Racist The Walking Dead T-Shirt pulled after complaints

I'm amazed that so many people don't know the origins to the rhyme!

when you do know it, it's pretty rough. and yes, they should have pulled it.

That rhyme, although now changed (to nonsensical), will still carry racism from days of old, and should also stop being used.
Guess it is kind of like the swastika in a way - you can use it in a way completely unrelated to the Nazis but no one would today due to the connotations - likewise the use of the rhyme here isn't intended to have any connection to racism but it still has those connotations.
 
In the North east where I grew up it was always the N word. I am also quite sure that a very large number of people also associate that rhyme with that same word.
I will also agree that nobody cared and to use such language was completely normal when I was young and frankly in this part of the world it still is not that rare.

Yes this is clearly an age thing and I would love to believe we live in a more enlightened society.

Now I would not be for banning that shirt but I can absolutely see why some would find it offensive and I do see it in the same sort of light that I see gollywogs and the black and white minstrels.

Something that maybe should have been left in the past with the N word.
 
Now I would not be for banning that shirt but I can absolutely see why some would find it offensive and I do see it in the same sort of light that I see gollywogs and the black and white minstrels.
banning is slightly different to a global company pulling artwork that mistakenly has racist connotations. I also would not ban it, but if I was the decision maker in Primark I too would be pulling the design faster than my social media department could run an apology.
 
I'm amazed that so many people don't know the origins to the rhyme!

when you do know it, it's pretty rough. and yes, they should have pulled it.

That rhyme, although now changed (to nonsensical), will still carry racism from days of old, and should also stop being used.

I agree. I don't find it offensive but I can understand why some people would when paired with violent imagery.
 
Crap like this is why racism will never die. The rhyme was maybe racist once, but as evidenced by this thread its only the older generation that knew it as the n word. So banning a totally non racist t shirt undoes all that, making it seem racist again. Why can't people just get on with their lives and let things be. We'd all be a lot better off for it.
 
53 here and grew up saying the rhyme. Didnt know any different. Same as the 'Black & White Minstrel Show' or the jam with the 'gol.. . g' on it. It was all 'normal' stuff back then.
 
As a child we used to say "Eenie, meenie, minie, moe, one of you has got to go. Which one will it be..." and then I think it was just "it. is. you." picking whichever of your friends it landed on with "you". Have never heard the other version.
 
Was tiger or spider for me, can't remember. Only found out about the original with the Clarkson stuff.

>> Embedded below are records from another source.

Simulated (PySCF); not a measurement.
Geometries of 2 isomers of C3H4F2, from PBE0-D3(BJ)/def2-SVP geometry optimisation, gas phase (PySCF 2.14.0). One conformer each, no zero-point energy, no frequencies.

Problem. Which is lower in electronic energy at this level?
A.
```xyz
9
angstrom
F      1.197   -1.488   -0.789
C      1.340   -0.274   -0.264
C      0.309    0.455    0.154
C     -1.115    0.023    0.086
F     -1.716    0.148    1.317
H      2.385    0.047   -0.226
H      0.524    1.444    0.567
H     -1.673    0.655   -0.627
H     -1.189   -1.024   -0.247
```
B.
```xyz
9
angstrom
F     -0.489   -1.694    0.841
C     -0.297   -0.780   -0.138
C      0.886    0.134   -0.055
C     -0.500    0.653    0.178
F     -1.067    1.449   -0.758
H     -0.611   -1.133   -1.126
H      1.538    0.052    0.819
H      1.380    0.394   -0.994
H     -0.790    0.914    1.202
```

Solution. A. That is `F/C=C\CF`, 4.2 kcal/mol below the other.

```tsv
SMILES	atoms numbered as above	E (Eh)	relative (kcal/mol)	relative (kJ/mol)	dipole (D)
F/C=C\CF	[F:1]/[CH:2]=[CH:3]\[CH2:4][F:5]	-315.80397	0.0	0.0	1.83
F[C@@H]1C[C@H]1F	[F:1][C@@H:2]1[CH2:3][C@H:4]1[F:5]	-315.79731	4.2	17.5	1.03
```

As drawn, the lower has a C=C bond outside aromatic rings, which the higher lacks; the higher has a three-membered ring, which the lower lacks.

Do they not sing / say this in schools any more then?
 
Let's ignore the fact the context is bashing someone's head in with a baseball bat wrapped in barb until their eye pops out of the socket. Instead, let's focus on the fact that someone, somewhere, thinks part of a sentence is racist.
 
The origins of the rhyme are not racist however much the Americans wish everything was invented 300 years ago.

Idiots. Also i would like to explain to y'all that saying "the "n" word" is just as bad if not worse than just saying it, as both you and viewers will still internally speak it... thus entirely negating the point of not saying it in the first place.
 
I'm 37 and I grew up with the racist version of the rhyme, so I can certainly see why some people would find it offensive or controversial.